Monday, 30 December 2024

Cult of Continuity


Past: The Fall of the Machine Temples


In the golden age of ancient Egypt, the machine temples were marvels of engineering and spiritual reverence. These monumental structures were not merely places of worship but hubs of advanced electrotechnology. They harnessed natural resources—crystalline arrays, magnetics, and solar alignment—to generate light, energy, and even rudimentary forms of data transmission. Their existence was the backbone of a global empire that spanned continents, connecting civilizations through a shared web of technological advancement and cultural exchange.


However, as with all advancements, opposition arose. A growing sect—rooted in fear, ideology, and mistrust of this “unnatural power”—gained influence. The cult viewed the machine temples as an affront to divine will, claiming they usurped the natural order. Through subterfuge and sabotage, they infiltrated the temple networks. By corrupting the energy conduits and destabilizing the crystalline cores, the cult caused catastrophic failures that rippled through the empire.


The result was apocalyptic. Entire cities plunged into darkness, their economies and infrastructures collapsing overnight. The ensuing wars, fought with the remnants of the advanced technology, were brutal and swift. In less than a generation, the global empire fractured, and humanity was thrust back into the Bronze Age, the knowledge of electrotech buried beneath centuries of chaos and survivalism.


Present: A Fragile Empire Built on Destruction


In our era, humanity has clawed its way back to global dominance through rediscovered electrotech. Yet this resurgence is built on an uneasy foundation—an empire fueled not by harmony with nature but by its exploitation. Forests are razed for energy, oceans polluted for resources, and the planet itself groans under the weight of industrial excess. Our electric grids hum with the energy of consumption, not balance.

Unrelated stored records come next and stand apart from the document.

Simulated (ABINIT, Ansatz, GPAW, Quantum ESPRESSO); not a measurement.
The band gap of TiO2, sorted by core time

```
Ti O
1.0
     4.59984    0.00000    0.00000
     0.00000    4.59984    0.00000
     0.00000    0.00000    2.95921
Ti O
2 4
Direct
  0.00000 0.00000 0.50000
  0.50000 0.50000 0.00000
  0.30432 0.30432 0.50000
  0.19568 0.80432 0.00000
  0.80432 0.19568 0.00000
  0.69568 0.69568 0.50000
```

Amid this progress, the whispers of a familiar danger have emerged. A modern cult has grown in influence, espousing a doctrine of returning humanity to a “pure state” by dismantling the systems of progress they view as corrupt. Unlike their ancient counterparts, this cult thrives on the very technologies they denounce. They weaponize the internet to spread their creed, destabilizing governments and corporations. Cyberattacks on power grids and data networks have become commonplace, and while dismissed as isolated incidents, their frequency hints at a larger, coordinated effort.


Society remains blind to the looming threat, caught in the inertia of progress. But the signs are unmistakable to those who remember history’s lessons. The cult’s ultimate goal is clear: to end this global empire as they ended the last, plunging humanity into a new dark age.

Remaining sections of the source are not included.